Anyone out there still believe in love?
I'm not so sure anymore. It seems more like me doing the loving. When all one does is give, and not receive back, is that truly love?
I just don't know anymore.
It's hard to love someone that doesn't reciprocate. It may work at first but eventually one just feels used. For your question, absolutely, if it is between two who care for one another. That often takes time and a degree of commonalities. If one has experienced it one will believe!!
Ah yes used. I'm familiar with that one all too well. I believe it has jaded me.

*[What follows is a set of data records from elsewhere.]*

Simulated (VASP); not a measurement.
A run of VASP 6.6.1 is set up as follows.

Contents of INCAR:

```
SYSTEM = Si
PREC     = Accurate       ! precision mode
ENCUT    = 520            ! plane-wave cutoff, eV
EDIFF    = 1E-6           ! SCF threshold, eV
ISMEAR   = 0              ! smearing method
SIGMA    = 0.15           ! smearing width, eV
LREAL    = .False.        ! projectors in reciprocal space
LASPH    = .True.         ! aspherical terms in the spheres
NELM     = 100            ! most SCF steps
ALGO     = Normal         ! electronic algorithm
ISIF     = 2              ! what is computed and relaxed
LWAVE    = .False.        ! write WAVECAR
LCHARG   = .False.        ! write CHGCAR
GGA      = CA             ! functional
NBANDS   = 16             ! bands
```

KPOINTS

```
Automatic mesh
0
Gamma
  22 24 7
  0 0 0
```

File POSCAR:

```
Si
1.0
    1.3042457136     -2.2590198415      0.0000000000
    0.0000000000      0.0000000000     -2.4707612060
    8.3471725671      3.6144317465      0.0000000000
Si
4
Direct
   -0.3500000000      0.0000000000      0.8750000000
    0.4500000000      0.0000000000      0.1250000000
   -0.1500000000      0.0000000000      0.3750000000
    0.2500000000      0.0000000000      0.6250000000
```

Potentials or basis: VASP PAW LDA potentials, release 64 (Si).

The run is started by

@JustLuAnn In what way may I ask?
@JackPedigo I felt used only for sex. Other than that I was of zero value. Read my ghosting post. He was the one who created me, and left me discarded and spent. And hence, jaded.
@JustLuAnn Sorry to hear that. I know how it feels to feel one has been used. Since joining this site I learned a lot about my last relationship especially what she went through with her last marriage. We did talk about everything but some things lacked depth and putting 2 + 2 together I saw a deeper picture. Being used sexually was one of those things she did not talk about but hers was a culture (Iranian) where this is normal and common. BTW she also lived in Texas (Dallas). This is where I am from and my family still lives there.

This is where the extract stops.